Dickinson College Humanities Program in Norwich

Give us the money Lebowski (and bourgeois?)

September 11, 2009 · 3 Comments

So it seemed like everyone was enthralled by the play, The Pitman Painters, last night. It was amazing, simply put.  However, as I have already mulled to a few of my classmates, I am uncertain of its socialist/communist tendencies. I felt more like it was a critique of socialism (which I realize is not the historical case). It ended up just feeling very nihilistic to me, rather than inspirational. Maybe nihilism isn’t the best word but if nothing else the play was laced was dramatic irony. I look at the play, and I think of all the dreams, passion, and attempts to stand up on one’s own feet, and all I see is failure. Small details like the unemployed guy (dies when he enlists) or Oliver (stays a pitman; I’ll talk more on this as it is arguable he succeeded), or even their teacher (who gets the great position yet will soon be forgot and left to obscurity) are quite noticeable; however, it is the grander theme of a system or dream letting us down is what leads me to feel this falls into the realm of nihilism rather than a socialist commentary. The last scene in particular shows this I think. Oliver has turned away from the bourgeois’ attempt to enslave him with money (hurray for the working class!), and he paints a banner for the socialist movement. Everyone is having a beer and cheering, saying “surely they’ll have to listen to us now.” But we as viewers know this not to be true. And then, when you think it is only a subtle joke between you and the playwright, the projector lights up explaining to us that there was never and academy at Ashington and the group broke up soon after the play took place. We further understand that the socialist movement in Britain did not succeed; they probably all died poor miners. In all likelihood (as Paul pointed out) Margaret Thatcher personally beat up each of the Pitman Painters.

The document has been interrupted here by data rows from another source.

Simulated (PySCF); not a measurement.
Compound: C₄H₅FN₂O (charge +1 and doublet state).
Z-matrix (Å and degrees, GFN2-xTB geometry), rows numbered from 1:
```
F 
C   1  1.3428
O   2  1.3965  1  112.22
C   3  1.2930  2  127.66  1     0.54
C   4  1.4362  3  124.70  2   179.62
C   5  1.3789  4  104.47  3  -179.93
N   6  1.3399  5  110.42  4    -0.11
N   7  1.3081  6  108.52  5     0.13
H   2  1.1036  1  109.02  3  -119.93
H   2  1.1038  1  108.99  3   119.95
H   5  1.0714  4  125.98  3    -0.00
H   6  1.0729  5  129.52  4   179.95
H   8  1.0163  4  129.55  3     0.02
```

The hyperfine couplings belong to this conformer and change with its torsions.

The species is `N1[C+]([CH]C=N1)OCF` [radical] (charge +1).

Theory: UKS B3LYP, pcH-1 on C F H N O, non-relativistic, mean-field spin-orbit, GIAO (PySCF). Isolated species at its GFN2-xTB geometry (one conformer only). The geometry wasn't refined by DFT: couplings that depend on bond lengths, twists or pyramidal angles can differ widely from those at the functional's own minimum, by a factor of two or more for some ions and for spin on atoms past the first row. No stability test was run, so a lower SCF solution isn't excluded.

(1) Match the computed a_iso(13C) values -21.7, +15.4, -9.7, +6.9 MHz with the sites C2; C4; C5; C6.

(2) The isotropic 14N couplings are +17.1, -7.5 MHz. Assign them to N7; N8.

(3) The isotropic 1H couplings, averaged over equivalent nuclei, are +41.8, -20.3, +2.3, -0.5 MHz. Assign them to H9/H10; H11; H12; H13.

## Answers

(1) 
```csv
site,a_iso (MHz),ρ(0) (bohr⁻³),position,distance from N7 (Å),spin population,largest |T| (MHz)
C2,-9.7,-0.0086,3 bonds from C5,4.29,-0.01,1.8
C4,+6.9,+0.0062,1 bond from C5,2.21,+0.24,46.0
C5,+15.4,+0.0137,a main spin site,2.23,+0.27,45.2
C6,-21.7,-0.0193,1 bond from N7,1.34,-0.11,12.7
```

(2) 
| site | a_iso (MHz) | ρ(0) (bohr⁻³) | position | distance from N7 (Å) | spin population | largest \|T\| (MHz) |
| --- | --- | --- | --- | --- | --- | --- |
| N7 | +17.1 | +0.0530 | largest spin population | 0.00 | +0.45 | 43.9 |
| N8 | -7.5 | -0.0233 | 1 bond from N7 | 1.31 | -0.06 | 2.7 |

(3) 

The only thing I could think of as a positive explanation was this: the play was supposed to represent a moment, a snapshot, of human existance where people got it right. Just like in a painting, for one second the world is still and clear. We have no idea what Mona Lisa did right after her portrait was taken; she could have been attacked by wild dogs. However, in that one moment truth was found. And then the moment passes, we become disillusioned, our skills fail us, or our dreams betray us.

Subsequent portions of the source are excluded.